Sex can be absolutely fantastic, but it takes both individuals putting in the effort to make the experience worth it. Although many over think it and worry about making mistakes, sex is actually pretty difficult to screw up if you know the mistakes to avoid. What it all comes down to are three things - enjoying yourself, making sure your partner enjoys himself and allowing yourself to let go of negative thoughts holding you back. There are several ways you can do all that by avoiding making certain mistakes in bed.

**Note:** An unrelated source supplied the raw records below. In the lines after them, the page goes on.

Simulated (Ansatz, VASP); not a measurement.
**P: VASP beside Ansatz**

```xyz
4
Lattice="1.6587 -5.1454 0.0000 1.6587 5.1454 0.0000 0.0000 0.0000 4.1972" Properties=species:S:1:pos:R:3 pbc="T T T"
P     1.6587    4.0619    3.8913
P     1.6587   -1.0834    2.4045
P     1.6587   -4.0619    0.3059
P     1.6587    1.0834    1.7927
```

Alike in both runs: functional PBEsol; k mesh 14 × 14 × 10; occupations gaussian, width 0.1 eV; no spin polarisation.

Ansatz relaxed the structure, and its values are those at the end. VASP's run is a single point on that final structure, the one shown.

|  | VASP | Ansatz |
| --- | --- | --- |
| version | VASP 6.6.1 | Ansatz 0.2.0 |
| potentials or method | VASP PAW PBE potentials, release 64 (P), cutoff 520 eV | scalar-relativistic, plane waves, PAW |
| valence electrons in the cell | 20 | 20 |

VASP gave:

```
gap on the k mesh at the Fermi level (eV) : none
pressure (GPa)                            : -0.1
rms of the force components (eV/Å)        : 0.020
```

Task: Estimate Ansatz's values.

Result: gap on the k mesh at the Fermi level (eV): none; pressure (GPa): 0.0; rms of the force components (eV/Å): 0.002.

Not being groomed/ hygienic
Obviously there are times when sex is going to be completely unexpected, but you should always be showered, cleaned up and groomed before you come in contact with a guy you might sleep with. Even if you think you're only running out to dinner for an hour with friends, you never know what the night can turn into, so be prepared at any time just in case.
Checking your phone
This may sound absolutely insane that I even have to put this on here, but there are actually quite a few who actually check their phone during sex. At least a handful of people told me they've answered a phone call or responded to a text while they were in the middle of sex with their partner. If you're one of those who does this, you probably shouldn't be having sex with the person currently in your bed.
Making little to no noise
Sex isn't a silent movie. I'm not saying go all out with banshee screams, but you need to make some noise otherwise the guy is going to think you're not enjoying yourself at all. Many guys are incredibly sensitive when it comes to sex, so if he thinks he's not pleasuring you, it's going to crush his ego. Don't be afraid to make some noise; it's natural and anyone who's had sex before is used to it.
Worrying too much
I can't emphasize enough how worrying too much during sex can kill the entire experience. Keep that in mind any time you start to worry about whether or not he'll like sex with you. Just focus on enjoying yourself and the experience and you'll skyrocket the chances that he'll be happy too. If you're one of the many who worry about their body, you'd be surprised how high the chances are that he doesn't notice all the flaws you notice about yourself. I've talked to many guys who told me they loved the woman's body and didn't mention a flaw at all.
Asking numerous questions
I absolutely cannot stand when a guy asks me question after question during (or after) sex. One or two - okay fine - but that's all it should be. Don't keep asking him if he's having a good time, if it feels good, if he's enjoying himself, if you're doing it right, etc. Have the confidence that you're doing everything right and he'll be able to pick up on that.
Just laying there
Unless you're trying to imitate a rock, there's no excuse to just lay there during sex. Other than making noise, you also have to move your body. Again, he's going to think you're hating the experience if it doesn't seem like you're enjoying yourself. If you feel awkward and aren't sure what to do with your body, start out by pulling your legs up so they're parallel with his body or wrapping your legs around his back, then just go from there.
Not paying attention to your partner
Don't over-analyze the guy, but pay attention to the signs he's giving you to know what's working for him and what he wants. You'll be able to tell from his body language and sounds as well as the verbal cues. He may also be one of those who passes up on the verbal and just leads your hand or body to where he'd like you to go. Of course it's your choice whether or not to go for it, but any time you're having sex, make sure to pay attention to your partner to ensure both of you enjoy the experience.
Don't be so worried about making mistakes during sex that you freak yourself out and panic. Sex is supposed to be fun and a great experience, not something that causes anxiety. Keep the aforementioned tips in mind if you want to increase the chances that both of you will enjoy yourselves and revel in what's going on in the bed rather than what could (and likely won't) go wrong.